The other day I wondered allowed if I’d missed some big John McCain national service speech. He’d been a big advocate of civilian service for years but I hadn’t heard anything about it, while Obama has been emphasizing it (more about Obama’s plan here).
Paul Glastris, the editor of the Washington Monthly, which published McCain’s plea for national service a few years back, provides the answer: McCain has indeed stopped talking about it:
Whatever the reason, the Arizona senator has spent this presidential season eloquently exhorting young people to “serve a cause higher than self” while studiously avoiding mention of any new measures to create more opportunities for such service. He took a weeklong “Service to America” speaking tour this spring, during which he said nothing about national service. His website is bereft of information on the subject. When reporters ask his campaign for anything in writing on the candidate’s national service agenda, they are sent copies of his 2001 Washington Monthly article.
Why would he shy away? One theory: while national service has become broadly popular, earning support from people like Mitt Romney and George W. Bush, it has remained unpopular with some of the most conservative anti-government parts of the party. If McCain’s challenge was juicing up the base, why talk about something would alienate the anti-government hardliners? It’s not like anyone other than a few national service junkies would notice that the stopped talking about it. So why take the risk?

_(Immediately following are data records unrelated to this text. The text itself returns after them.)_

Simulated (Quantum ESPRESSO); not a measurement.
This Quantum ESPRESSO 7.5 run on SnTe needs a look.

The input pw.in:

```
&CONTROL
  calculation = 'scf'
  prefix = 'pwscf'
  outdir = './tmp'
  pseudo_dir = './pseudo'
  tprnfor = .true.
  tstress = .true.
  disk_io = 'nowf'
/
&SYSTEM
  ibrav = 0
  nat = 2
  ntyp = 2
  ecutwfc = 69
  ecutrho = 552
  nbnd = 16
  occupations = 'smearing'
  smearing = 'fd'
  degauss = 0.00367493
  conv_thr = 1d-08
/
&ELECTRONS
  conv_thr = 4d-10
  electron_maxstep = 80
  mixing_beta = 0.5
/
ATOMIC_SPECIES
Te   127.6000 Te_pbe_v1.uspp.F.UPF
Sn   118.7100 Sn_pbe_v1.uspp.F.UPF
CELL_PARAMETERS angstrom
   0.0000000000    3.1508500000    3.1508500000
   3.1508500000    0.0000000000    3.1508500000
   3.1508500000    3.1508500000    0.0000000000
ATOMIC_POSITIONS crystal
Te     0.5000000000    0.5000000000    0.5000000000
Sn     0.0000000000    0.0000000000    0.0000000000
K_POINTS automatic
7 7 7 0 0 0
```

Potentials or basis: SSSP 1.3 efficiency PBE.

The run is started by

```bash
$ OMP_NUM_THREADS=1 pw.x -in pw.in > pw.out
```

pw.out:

One subtext of the Republican convention was that being a soldier is real service; being a community organizer (i.e. civilian service) was comical if not diabolical. If he backed a big community service proposal, perhaps that would have undermined that culture-war argument.
McCain will have a chance to rectify that today (Thursday). He and Obama will both appear at ServiceNation, a conference promoting community and national service. I’m sure he’ll talk positively about serving one’s nation. The key question is whether he’ll be specific, as he once was. I’ll report back.